Objectives and learning outcomes of the module
Upon successful completion of this course, a student should:
- Have acquired a sound knowledge and understanding of key concepts and categories regarding Global Englishes
- Have a good understanding of the theoretical models designed to describe and discuss World Englishes
- Be able to critically reflect on the historical, social, and educational implications of the global spread of English
- Have a sound understanding of the themes, issues and debates regarding English and its global evolution into World Englishes
- Have acquired a sound understanding of the structural and sociolinguistic characteristics of Global Englishes
The following transferable skills will be acquired:
- Ability to work independently
- Management of one’s own learning
- Independent, analytical and critical thinking
- Capacity to plan and prioritise work to meet deadlines
- Production of clear, coherent and well organised pieces of academic writing
Total 22 weeks of teaching with a 2 hour lecture per week and a 1 hour tutorial.
Scope and syllabus
The module will cover the following areas:
- A historical overview of the global expansion of English
- English and the British Empire
- Descriptive and theoretical models of World Englishes
- Case studies of World Englishes
- Pidgins and creoles: an introduction
- Current debates and issues in World Englishes
- Globalisation and the spread of English
Following the expansion of the British Empire through various parts of the globe, English has developed into a global language (a world language) and has given rise to a diverse range of regional Englishes across the globe. Its spread around the world has seen the language undergo various changes: structural as well as functional. There have been both processes of globalisation and indigenisation. The module will trace these changes. It will also present a number of case studies of different types of Englishes that demonstrate these processes. This will include an introductory coverage of pidgins and creoles linked to English. As part of the case studies, the module will introduce students to the core levels of linguistic analysis such as phonology, morphology, lexicology, syntax, semantics and pragmatics. Finally the course will explore some of the current debates and issues in World Englishes. The final sessions will present current developments regarding English in the context of foreign language learning and the impact of globalisation on the spread of English.
Method of assessment
One three-hour written examination (60%) taken in May/June; an essay of 2,500 words to be submitted on day 1, term 2 (20%); an essay of 2,500 words to be submitted on day 1, term 3 (20%).
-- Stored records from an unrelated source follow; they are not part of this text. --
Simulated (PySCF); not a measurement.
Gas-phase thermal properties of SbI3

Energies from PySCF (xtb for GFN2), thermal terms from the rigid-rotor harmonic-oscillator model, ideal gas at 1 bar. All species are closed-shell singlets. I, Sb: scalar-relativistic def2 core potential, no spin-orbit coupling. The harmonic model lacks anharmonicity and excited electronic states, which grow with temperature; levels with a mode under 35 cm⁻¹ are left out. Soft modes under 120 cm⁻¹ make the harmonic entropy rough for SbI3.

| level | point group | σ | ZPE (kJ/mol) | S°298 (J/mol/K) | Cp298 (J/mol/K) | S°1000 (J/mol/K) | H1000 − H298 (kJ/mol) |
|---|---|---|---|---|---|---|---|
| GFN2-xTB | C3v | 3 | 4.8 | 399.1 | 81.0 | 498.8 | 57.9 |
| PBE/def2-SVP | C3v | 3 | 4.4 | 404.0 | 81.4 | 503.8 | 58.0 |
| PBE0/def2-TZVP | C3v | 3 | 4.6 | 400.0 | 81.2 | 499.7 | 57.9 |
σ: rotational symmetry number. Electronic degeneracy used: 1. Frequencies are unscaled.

- Crystal, D. (2012) English as a Global Language. 2nd edition (Canto Classics). Cambridge: CUP.
- Jenkins, J. (2009) World Englishes: A Resource book for Students. 2nd edition. London: Routledge.
- Wardhaugh, R. (2010) An Introduction to Sociolinguistics. 6th edition. Oxford: Wiley-Blackwell.
- Fromkin, V. A, Rodman, R, & Hyams, N. (2010) An Introduction to Language. 9th edition. Belmont, CA: Wadsworth. (Note: Any earlier edition should be fine)
- Kirkpatrick, A. (2007) World Englishes: implications for international communication and English Language Teaching. Cambridge: CUP.